In the compute and memory provisioning industries, there is competition for innovation, scale, and dominance in adaptive supply. A key to this market’s stabilization is the consolidation and normalization of the pricing for these resources.
What should I consider when choosing hedging strategies?
Decoupling compute and memory from traditional energy markets and commodities is difficult – in energy markets, there is a simple 3-factor heuristic for evaluating energy demand growth (I am stealing this framework from Tyler Rosenlicht, a Senior Vice President at Cohen & Steers - check out his recent Oddlots episode with Tracy Alloway and Joe Weisenthal here):
Is the global population increasing?
Will the global economy grow?
What is the energy intensity of the economic growth (energy input unit -> economic output unit)?
Rosenlicht’s firm predicted that energy demand would grow from 178,000 terawatt hours to about 220,000 terawatt hours in 2040. Rosenlicht admits that in the last 12 months a lot has changed - indicating “that global energy demand assumption for 2040 has risen.”
This large demand increase makes a traditionally slow and steady sector a very exciting and head-turning industry where multiple strategies emerge, and Rosenlicht lists a few considerations with differing prioritization depending on the market participant:
You need MORE energy
You need a STABLE energy source
You want CLEAN energy
Rosenlicht goes on to say, “If you’re a data center CEO… you kind of wake up with night sweats about the power going out, right?” and Galloway references the recent CME outage on November 28th, 2025, due to a data center malfunction that halted trading and affected many market participants (article link here).
Rosenlicht also indicates that many data centers are installing natural gas pipelines directly into their facilities, further intertwining traditional commodities with compute and memory.
If you are a market participant, all of these webs of interconnectedness make hedging your risk even more important today – giving rise to interesting questions about the future, such as:
Will AI labs have trading desks for commodities and utilities?
Will new instruments be created to further securitize and transfer risk?
How do I determine the current and correct price?

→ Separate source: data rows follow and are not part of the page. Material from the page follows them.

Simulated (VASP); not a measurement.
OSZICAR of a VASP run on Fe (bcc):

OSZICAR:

In the final question, the most pertinent market infrastructure question is, as far as I can tell, industry standards and pricing are set by the providers, and there isn’t much customers can do about it besides sourcing offers from multiple providers.
Oftentimes, providers base prices on their own demand generation, leading to $10+ price differences between one provider’s GPU and another’s for the same rental time and SKU.
This emphasizes the need for a standard pricing reference – that’s when I found what’s potentially the only company working to solve this problem: Ornn AI.
Ornn AI is seeking to normalize pricing at the SKU level (as much as possible with idiosyncratic instruments). From Yahoo’s coverage of Ornn AI’s quick fundraising, it appears they offer an index product that can serve as an industry reference point by consolidating and normalizing post-trade transaction data (link).
Here’s an article from a few days ago highlighting the company and its new partnership with Architect to bring crypto-style perpetual futures to the space and add even more hedging instruments to market participants (link).
While I believe Ornn AI and Architect are taking the first steps toward creating hedging and liquidity in the space, there is more work to be done.
I can imagine a world where liquidity depth is sufficient to require institutional-level pre-trade axe data. This is what I believe is a natural progression, and we will see more development in the space that will hopefully lead to greater transparency, liquidity, and trading.
From the institutional world, we know that with idiosyncratic instruments such as bonds, TRACE was and is not sufficient for institutional traders, but that did not translate into an industry standard for pre-trade information in Fixed Income.
What do you expect to see here?
As of now, there’s no call for industry standards in trading compute and memory. There is only institutional need to understand how to transact, first.
The next question will be: how many institutional investors, hedge funds, and AI labs will clamor into this trading space this year – and how will they interact with traditional market participants and guide the industry for the years to come?
Regardless of the answer, the trajectory is clear: the Compute and Memory space will continue to be the hot, new, growing industry everyone will be dying to figure out!
I expect commodity hedge funds to understand it first and exploit the industry, while AI labs lag behind trying to figure out how to retain and recruit trading talent.
For all participants, I wish the best of luck and can only say: Welcome to the Year of Compute!



Super interesting!!
Amazing write-up MJ!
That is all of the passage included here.